Much as I’d like to be wrong, I have to agree with this. The institutional pull is just too strong – I really don’t think that the various nutters comprising today’s Republican Party want to break up the existing party and guarantee themselves massive electoral losses for the foreseeable future by virtue of splitting the non-Democratic vote multiple ways.
BooMan, I have agreed with you analysis throughout this whole affair with one notable exception, your high level of confidence in the individual and group rationality of the Republicans in the Senate and the House. How can you be so sure that they will not screw up and let us default by taking us too close to the eleventh hour and 59th minute? You even describe one such potential screw up in the form of one too many senators not allowing a debt ceiling increase to proceed. Please walk me back from the ledge.
Well, if you’re on the ledge, what you want to look for is how much time a senator can chew up simply by refusing to grant his consent. But most things can be moved with 60 votes. To change the rules, it would take 67. So, things could get perilous, but the Senate can ultimately overcome one senator’s nihilism if it becomes necessary.
Getting pretty close to midnight, isn’t it?

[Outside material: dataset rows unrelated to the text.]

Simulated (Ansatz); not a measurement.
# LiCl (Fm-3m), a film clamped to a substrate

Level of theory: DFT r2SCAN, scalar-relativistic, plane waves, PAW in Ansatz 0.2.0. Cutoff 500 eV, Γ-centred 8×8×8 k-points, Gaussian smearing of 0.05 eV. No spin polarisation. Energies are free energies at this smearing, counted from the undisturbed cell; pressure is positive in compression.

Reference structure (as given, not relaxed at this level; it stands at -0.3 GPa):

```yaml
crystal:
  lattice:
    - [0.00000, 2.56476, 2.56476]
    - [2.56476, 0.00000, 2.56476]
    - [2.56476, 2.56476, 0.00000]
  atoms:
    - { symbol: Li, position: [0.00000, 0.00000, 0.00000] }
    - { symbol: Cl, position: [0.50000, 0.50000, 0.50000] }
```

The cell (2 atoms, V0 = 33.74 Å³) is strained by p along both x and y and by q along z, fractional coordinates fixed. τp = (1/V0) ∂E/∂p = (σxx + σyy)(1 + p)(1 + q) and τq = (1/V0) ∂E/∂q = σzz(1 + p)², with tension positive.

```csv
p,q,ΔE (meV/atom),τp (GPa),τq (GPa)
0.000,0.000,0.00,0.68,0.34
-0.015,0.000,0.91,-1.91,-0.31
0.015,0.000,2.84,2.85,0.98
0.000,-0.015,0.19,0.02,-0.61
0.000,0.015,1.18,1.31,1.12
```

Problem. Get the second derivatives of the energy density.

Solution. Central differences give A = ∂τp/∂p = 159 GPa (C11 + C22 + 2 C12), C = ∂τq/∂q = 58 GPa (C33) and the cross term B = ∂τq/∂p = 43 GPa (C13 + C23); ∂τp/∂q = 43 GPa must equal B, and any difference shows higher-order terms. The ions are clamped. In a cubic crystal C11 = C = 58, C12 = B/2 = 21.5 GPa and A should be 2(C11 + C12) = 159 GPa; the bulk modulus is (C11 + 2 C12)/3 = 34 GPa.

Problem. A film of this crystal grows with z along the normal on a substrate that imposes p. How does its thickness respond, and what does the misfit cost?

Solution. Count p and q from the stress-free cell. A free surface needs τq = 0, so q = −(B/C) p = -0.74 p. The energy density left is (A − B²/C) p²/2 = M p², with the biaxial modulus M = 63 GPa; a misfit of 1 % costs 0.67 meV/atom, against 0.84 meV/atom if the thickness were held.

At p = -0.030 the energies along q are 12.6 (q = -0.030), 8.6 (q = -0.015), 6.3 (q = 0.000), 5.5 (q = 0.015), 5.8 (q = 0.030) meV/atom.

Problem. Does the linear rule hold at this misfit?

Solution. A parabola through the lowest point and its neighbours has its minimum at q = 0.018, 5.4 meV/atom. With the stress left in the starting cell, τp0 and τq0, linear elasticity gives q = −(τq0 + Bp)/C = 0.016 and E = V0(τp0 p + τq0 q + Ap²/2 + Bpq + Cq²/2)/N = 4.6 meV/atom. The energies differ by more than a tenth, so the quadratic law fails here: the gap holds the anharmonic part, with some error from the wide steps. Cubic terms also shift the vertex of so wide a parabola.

Yeah, the possibility of incompetence and stupidity working together to push us off the cliff is increasing slightly. I’d ask why, if McConnell is acutely aware that he is losing leverage by the moment, he has not taking the Senate’s finger off the red button. But of course, that’s rhetorical: the biggest TEA Party organization in Kentucky has already withdrawn their endorsement of the Turtle, and he’s about to explode the collective heads of his insane base voters.
McConnell and Boehner, in their Job Preservation Strategies, are like the bomb expert who decides that it’s strategically beneficial to wait to defuse the bomb when the timer gets under one minute. This is no way to run a country.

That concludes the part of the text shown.